Am 6. Februar 2023 11:18:06 UTC schrieb "Philippe Mathieu-Daudé"
<phi...@linaro.org>:
>On 6/2/23 11:54, Andrea Bolognani wrote:
>> On Thu, Feb 02, 2023 at 10:22:15AM +0530, Sunil V L wrote:
>>> + object_class_property_add(oc, "acpi", "OnOffAuto",
>>> + virt_get_acpi, virt_set_acpi,
>>> + NULL, NULL);
>>> + object_class_property_set_description(oc, "acpi",
>>> + "Enable ACPI");
>>
>> The way this works on other architectures (x86_64, aarch64) is that
>> you get ACPI by default and can use -no-acpi to disable it if
>> desired. Can we have the same on RISC-V, for consistency?
>
>-no-acpi rather seems a x86-specific hack for the ISA PC machine,
... for the i440FX/PIIX machine, to be precise. There it controls the presence
of the PIIX ACPI controller and surely also the generation of ACPI tables. ACPI
wasn't a thing in pure ISA times, so the switch doesn't make much sense for the
ISA machine.
Here, for RISC-V, the "acpi" switch seems to just control the generation of
ACPI tables which has quite different semantics than -no-acpi.
>and
>has a high maintenance cost / burden.
>
>If hardware provides ACPI support, QEMU should expose it to the guest.
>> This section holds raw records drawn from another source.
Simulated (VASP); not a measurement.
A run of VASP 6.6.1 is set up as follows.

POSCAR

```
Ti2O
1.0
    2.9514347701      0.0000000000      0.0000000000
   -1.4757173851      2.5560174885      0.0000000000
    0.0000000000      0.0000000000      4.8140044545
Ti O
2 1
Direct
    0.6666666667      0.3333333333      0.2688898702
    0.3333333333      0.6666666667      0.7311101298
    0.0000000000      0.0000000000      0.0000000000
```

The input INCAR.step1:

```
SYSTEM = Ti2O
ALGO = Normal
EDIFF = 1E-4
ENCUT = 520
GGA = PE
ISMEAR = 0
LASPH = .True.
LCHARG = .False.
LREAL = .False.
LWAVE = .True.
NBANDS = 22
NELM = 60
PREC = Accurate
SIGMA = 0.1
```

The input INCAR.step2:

Yes, I fully agree with both points.
>
>Actually, what is the value added by '-no-acpi'?
IIUC, it allows the PC machine to emulate a PCI PC without an ACPI bios.
Unfortunately, it also omits the instantiation of the... erm... Frankenstein
PIIX4_ACPI device which seems quite unnecessary to achieve that goal. Just
always instantiating it seems much simpler.